The developing countries did not cause the turmoil they are now suffering from. In 2009 alone, they face a massive shortfall in external financing of up to $ 2 trillion. Many countries will soon run out of foreign exchange to pay for imports or service their foreign debts. It is therefore most urgent to provide them with additional funds.
Rich nations have the means to borrow or create money in order to bailout banks and other companies, and to fiscally stimulate their economies. Most developing countries lack such means. It was a good sign that the final document of the UN summit called for “examination of mechanisms to ensure that adequate resources are provided to developing countries”.
The working group must act on this mandate fast. For instance, it could pick up proposals made in New York by the G77 and China. According to the proposals, the International Monetary Fund (IMF) would allocate $ 100 billion Special Drawing Rights (SDRs) to low-income countries at no cost to these countries; and middle-income countries would get another $ 800 billion in SDRs, which would have to be returned after the crisis.
These measures make sense, and it is a pity that the UN conference did not endorse them. It is to be hoped that the working group will make haste in this respect, because the matter is urgent and cannot wait until next year.
The conference’s final document, moreover, gives the working group a mandate to tackle several other issues that must be dealt with fast to avoid further economic strife. They include the needs
to prevent another debt crisis in developing countries,
to explore a better system for sovereign debt default and debt workouts, and
to ensure that developing countries have the necessary “policy space” to make and enforce appropriate decisions.

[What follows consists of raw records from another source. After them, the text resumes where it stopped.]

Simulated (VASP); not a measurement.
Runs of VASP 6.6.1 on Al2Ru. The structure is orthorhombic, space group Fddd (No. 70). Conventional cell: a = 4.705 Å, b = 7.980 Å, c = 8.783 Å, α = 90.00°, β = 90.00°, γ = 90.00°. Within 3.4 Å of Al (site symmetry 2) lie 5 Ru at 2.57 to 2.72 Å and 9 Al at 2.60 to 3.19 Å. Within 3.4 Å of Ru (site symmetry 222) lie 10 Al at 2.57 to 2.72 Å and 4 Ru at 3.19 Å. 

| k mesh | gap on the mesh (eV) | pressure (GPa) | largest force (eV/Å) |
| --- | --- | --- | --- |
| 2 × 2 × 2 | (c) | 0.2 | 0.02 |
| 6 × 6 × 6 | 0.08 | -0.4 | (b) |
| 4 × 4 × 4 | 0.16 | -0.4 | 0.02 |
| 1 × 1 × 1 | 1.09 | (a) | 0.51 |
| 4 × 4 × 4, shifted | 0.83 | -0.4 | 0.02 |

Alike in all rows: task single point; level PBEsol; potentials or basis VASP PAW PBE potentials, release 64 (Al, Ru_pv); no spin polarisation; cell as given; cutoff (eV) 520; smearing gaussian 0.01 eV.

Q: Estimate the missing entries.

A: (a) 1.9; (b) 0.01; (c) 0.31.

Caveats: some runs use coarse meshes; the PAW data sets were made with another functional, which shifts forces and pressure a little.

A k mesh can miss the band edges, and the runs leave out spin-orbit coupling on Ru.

The conference also acknowledged calls for reform of the current global reserve system, and spelled out the importance of “seeking consensus on the parameters and implementation” of a study on this matter, taking into account the role SDRs could play in this context. Accordingly, the door is open for the working group to discuss the reform of the reserves system.
Moreover, the conference agreed on the necessity of expanding financial regulation and supervision with respect to all major financial centres, instruments and actors, including financial institutions, credit rating agencies and hedge funds.
The conference also recognised the need to reform the International Financial Institutions. For instance, the governance of the IMF and World Bank should be modified in order to give developing countries fair and equitable representation. Such reforms are essential, because the conditionalities these bodies attach to loans severely restrict poor countries’ policy space.
Since the economic crisis started, developing countries have heard much reform rhetoric, particularly from the IMF. Nonetheless, the Fund’s lending policies have barely changed and are still linked to rigid austerity. That is unlikely to change unless policy is made in a context that involves all parties concerned, and particularly the most vulnerable. It is therefore necessary that the UN continue to assert its authority over global economic affairs.